This cipher suite targets applications that do not as agressively focus on efficiency, bandwidth and code size as the Curve25519 implementation. Instead it aims at reusing existing encoding and curve standards wherever possible.
It uses the group of points on the NIST P-256 curve which is defined in short Weierstrass form for constructing J [RFC5480]. The base field F is the prime field built upon the Solinas prime p = 2^256-2^224+2^192+2^96-1. Encoding of full group elements requires both, x and y coordinates. In order to facilitate point validation and in order to be in line with recent TLS 1.3 requirements, implementations MUST encode both, x and y coordinates. It is RECOMMENDED to use the uncompressed format from [SEC1] using the 0x04 octet prefix. The strip_sign_information() function returns the substring from the SEC1 representation encoding the x-coordinate of the curve point.

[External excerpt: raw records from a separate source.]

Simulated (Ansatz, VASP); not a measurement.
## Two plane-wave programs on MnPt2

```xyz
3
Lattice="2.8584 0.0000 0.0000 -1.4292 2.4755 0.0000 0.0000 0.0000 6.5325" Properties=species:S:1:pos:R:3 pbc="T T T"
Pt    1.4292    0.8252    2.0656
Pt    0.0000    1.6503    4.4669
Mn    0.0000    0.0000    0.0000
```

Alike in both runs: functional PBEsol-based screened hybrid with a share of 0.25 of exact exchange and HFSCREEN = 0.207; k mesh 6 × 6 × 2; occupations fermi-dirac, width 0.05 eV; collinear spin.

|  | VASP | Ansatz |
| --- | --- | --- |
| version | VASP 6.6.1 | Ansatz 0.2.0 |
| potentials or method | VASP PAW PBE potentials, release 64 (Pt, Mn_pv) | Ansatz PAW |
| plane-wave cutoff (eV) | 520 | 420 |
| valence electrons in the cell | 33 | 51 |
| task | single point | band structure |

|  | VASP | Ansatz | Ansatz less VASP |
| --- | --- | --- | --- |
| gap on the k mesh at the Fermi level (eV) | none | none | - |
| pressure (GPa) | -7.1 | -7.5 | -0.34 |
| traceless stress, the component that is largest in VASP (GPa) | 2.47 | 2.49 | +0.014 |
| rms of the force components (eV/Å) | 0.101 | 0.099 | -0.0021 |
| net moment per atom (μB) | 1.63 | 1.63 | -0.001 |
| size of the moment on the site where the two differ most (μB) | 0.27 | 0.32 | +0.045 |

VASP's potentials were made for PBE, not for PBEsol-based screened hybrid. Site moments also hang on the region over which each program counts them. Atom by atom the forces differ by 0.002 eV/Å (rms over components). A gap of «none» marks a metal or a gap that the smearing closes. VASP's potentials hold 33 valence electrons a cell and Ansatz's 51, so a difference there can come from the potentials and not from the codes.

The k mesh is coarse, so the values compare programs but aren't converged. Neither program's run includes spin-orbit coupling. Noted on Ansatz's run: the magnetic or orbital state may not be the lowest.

NIST P-256 is of prime order and does not require cofactor clearing. The scalar_cofactor_clearing function is the identity function with scalar_cofactor_clearing(s) == s
The domain separation strings are defined as DSI1 = "CPace-P256-1", DSI2 = "CPace-P256-2".
For the scalar_mult_cc function operating on the internally generated points, a conventional scalar multiplication on P-256 is used, i.e. without the need of further verification checks. The scalar_mult_ccv function that operates on remotely generated points includes the mandatory verification as follows. First from the encoded point the x and y coordinates are decoded. These points are used for verifying the curve equation. If the point is not on the curve, scalar_mult_ccv returns the neutral element I. If the point is on the curve, scalar_mult_ccv calls scalar_mult_cc and returns the result of the scalar multiplication.
For P-256, the map_to_group_mod_neg function is implemented as follows. The zero-padding string length is calculated as len(ZPAD) = max(0, H_block_SHA256 - len(DSI1 || PRS)) with H_block_SHA256 = 64. For the mapping to the curve, a 32 byte string U1 = SHA256(DSI1 || PRS || ZPAD || sid || CI) is calculated. From U1 a second 32 byte value is calculated as U2 = SHA256(U1). The concatenation of U1 and U2 is interpreted as a 512 bit integer u by use of the u = OS2IP(U1 || U2) function from [HASH2CURVE]. This value is reduced to a 32 byte representation of a field element fu = u % p. The coordinates (x,y) in F of the secret generator G are calculated as (x,y) = map_to_curve_simple_swu_3mod4(fu) function from [HASH2CURVE].
As hash function H SHA256 is chosen, returning a session key ISK of 32 bytes length with ISK=SHA256(DSI2 || sid || Ks || Yas || Ybs).
<CODE BEGINS> def map_to_group_mod_neg_CPace_P256(sid, PRS, CI): m = hashlib.sha256() H_block_SHA256 = 64 DSI1 = b"CPace-P256-1" ZPAD_len = max(0,H_block_SHA256 - len(CI) - len(PRS)) ZPAD = ZPAD_len * "\0" m.update(DSI1) m.update(PRS) m.update(ZPAD) m.update(sid) m.update(CI) U1 = m.digest() U2 = hashlib.sha256(U1).digest() u = OS2I(U1 + U2) return map_to_curve_simple_swu_3mod4(u) def generate_ISK_CPace_P256(sid,K,Ya,Yb): m = hashlib.sha256(b"CPace-P256-2") m.update(sid) m.update(strip_sign_information(K)) m.update(strip_sign_information(Ya)) m.update(strip_sign_information(Yb)) return m.digest() <CODE ENDS>
The following sage code could be used as reference implementation for the mapping and key derivation functions. [HASH2CURVE].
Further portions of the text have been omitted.